Middle class hipsters, conceptual artists and third-wave feminists have long been easy targets for mockery, so I admit that I wasn’t expecting anything too groundbreaking when I picked up Zoe Pilger’s Eat My Heart Out, a satirical romp through contemporary London that reads like a surreal mash-up of Broad City, Bridget Jones’s Diary and Less Than Zero.
Sound confusing (or just confused)? It is. And, despite its whip-smart dialogue and cutting humour, Pilger’s novel never seems to fully engage with the timely post-feminist commentary that’s obscured somewhere beneath the shit-smeared walls, collapsing blow-up mattresses and flamingo-costumed strippers that punctuate its frantic narrative.

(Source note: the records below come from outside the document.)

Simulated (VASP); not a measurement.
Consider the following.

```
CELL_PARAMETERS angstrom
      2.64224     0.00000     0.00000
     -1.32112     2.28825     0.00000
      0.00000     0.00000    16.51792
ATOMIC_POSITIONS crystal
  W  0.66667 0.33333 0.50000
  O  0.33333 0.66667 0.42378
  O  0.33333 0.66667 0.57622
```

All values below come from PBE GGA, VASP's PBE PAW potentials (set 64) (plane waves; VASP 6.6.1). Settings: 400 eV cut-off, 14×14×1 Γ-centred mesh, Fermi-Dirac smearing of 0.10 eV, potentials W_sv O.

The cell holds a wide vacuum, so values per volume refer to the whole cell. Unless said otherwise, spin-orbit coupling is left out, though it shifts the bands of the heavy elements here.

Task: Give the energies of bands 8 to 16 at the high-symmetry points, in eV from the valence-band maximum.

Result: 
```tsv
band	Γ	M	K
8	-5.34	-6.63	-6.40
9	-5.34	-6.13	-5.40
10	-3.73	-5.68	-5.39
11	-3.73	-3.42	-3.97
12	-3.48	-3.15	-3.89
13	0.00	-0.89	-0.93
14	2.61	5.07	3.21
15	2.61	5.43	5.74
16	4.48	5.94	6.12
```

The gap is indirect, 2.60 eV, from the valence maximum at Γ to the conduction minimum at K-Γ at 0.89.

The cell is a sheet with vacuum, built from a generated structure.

Twenty-three-year-old Ann-Marie has dropped out of Cambridge, where ‘we only studied men who are dead. Although I didn’t really study anything because I was always drunk or high’. Newly single and convinced that falling in love will solve her problems, Ann-Marie works as a ‘door bitch’ at a London restaurant and picks up men with lines such as ‘I adopt loads of pussies from a refuge’.
But things take a bizarre turn when Ann-Marie meets Stephanie Haight, a renowned feminist who ‘must have been about sixty but the years had been injected out of her face’. Desperate to rescue Ann-Marie from the curse of her generation – ‘you’re caught between the housewife and the whore … That bloody Nigella Lawson has a lot to answer for’ – Stephanie lets Ann-Marie move in with her and makes her perform strange rituals that involve acting out ‘hyper-feminine actions’ that include ‘gathering, degradation, child-caring’.
Despite its riotously over-the-top action – Ann-Marie auditions at a strip club described as a ‘neo-burlesque social innovation start-up’; later, Stephanie shuts her in a soundproofed chamber and forces her to sing along to Beyoncé’s ‘Halo’ to ‘expunge those saccharine lyrics until they are dead to you’ – there are some particularly salient ideas here about how women are supposed to negotiate today’s confounding ‘post-post-feminist’ age. Stephanie wants Ann-Marie to claw her way free of a normatively gendered fate, but Stephanie has her own constraints and crosses to bear. She craves freedom, whereas Ann-Marie – and others of her generation – feels ‘trapped anyway, in all this freedom’. It’s an eternal conundrum, one that’s both political and personal, and it only seems harder to navigate in today’s increasingly fragmented society.
Pilger writes some brilliant dialogue (Beyoncé ‘wants girls to rule the world as long as they are sliding around in the dust wearing nothing but bikinis and sucking their forefingers’; in response to the observation that he’s changed, a character says, ‘Yeah but now I’m a hipster. No I forgot. I’m not meant to say that I’m a hipster. But I am one.’) and deftly skewers youth culture and the contemporary art scene. But it’s all so overdone (deliberately so, I think) that ultimately, it doesn’t seem to make much of a point or offer any discernable commentary.
Possibly this was part of Pilger’s intention – she stated in an interview that she ‘just wanted to open up the space of talking about feminism in a way that was accessible … feminism is about people’s real lives and is something all men and women need’. But does parody ‘open up the space’ for meaningful dialogue?
Pilger’s desire to make feminism ‘accessible’ is certainly admirable, but I’m not sure that she achieves it here with her bombastic set-pieces and predictable portrayal of the Angry Second-Wave Feminist, which surely gives yet more unnecessary airtime to a tired cultural cliché.
Eat My Heart Out is undoubtedly one of the most entertaining books I’ve read lately, but, like Ann-Marie, it careens wildly from one outrageous scenario to another without taking much meaning away from any of them.